Where the team wanted to go
Sales teams have plenty of moments where better context changes the quality of the conversation.
A rep might want to understand how a customer’s industry is performing, how similar businesses are growing, or what patterns might make a pitch more relevant. The answers often exist somewhere in the business, but they are not always easy to reach at the moment they are needed.
The goal was not to give the team another dashboard. It was to help reps build the confidence to use data in their own work.
What was standing in the way
The data was there. The issue was the distance between a rep’s question and a usable answer.
Getting to the answer usually meant opening the right reporting tool, knowing which metric to look for, understanding how the data was structured, or asking someone else to pull it together. That creates a habit where reps stop asking useful questions because the path to the answer feels too slow.
For leaders, the capability gap was not just technical. It was about helping the team become more curious, more confident, and more willing to challenge the first version of a pitch with better evidence.
What we worked through
We started with the questions reps were already trying to answer.

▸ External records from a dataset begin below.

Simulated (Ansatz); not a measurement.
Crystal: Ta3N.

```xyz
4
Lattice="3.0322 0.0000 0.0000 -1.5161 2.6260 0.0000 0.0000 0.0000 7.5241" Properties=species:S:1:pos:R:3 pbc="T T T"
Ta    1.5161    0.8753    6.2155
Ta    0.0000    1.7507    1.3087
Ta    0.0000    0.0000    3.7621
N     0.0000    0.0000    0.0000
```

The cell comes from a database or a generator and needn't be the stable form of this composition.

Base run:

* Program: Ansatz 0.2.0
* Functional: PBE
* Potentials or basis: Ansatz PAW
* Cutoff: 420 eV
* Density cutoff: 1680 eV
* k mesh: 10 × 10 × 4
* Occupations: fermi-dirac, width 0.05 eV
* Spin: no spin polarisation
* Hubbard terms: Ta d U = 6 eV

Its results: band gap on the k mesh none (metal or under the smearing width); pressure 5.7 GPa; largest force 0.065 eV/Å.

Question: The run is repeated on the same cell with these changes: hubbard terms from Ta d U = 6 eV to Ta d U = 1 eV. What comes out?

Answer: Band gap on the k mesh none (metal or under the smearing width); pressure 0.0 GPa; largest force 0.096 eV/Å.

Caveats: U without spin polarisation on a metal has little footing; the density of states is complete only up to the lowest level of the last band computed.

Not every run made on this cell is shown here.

What would help before a customer conversation? What context would make a pitch sharper? Where were people waiting on reports, dashboards, or other teams? Which questions were worth asking more often?
From there, we shaped a plain-English data agent around those real questions. A rep could ask about an industry pattern, compare similar businesses, or pressure-check a customer angle without needing to know how the underlying data was structured.
The important part was not the interface on its own. It was coaching people to ask clearer questions, follow up on the answer, and turn what they learned into something useful in the sales conversation.
How the team built confidence
We tested the agent with a small group of reps and refined it around the way they actually thought and worked.
Some questions were too vague. Some answers needed better commercial framing. Some terms meant different things to different people. Working through those examples helped the team learn what a good question looked like, where AI was useful, and when they needed to challenge the output.
Once the core patterns were working, we ran sessions with the broader sales team. The point was not tool training. It was practice: asking better questions, interpreting the answer, and using the evidence to prepare for better customer conversations.
What stayed with the team
Reps had a more practical way to bring data into their day-to-day work.
They could prepare with sharper context, test a hunch, and make customer conversations more specific without waiting for someone else to turn the question into a report.
For the team, the value was not just faster answers. It was a better habit: start with the problem, ask a clearer question, use AI to explore the answer, then decide how that changes the work.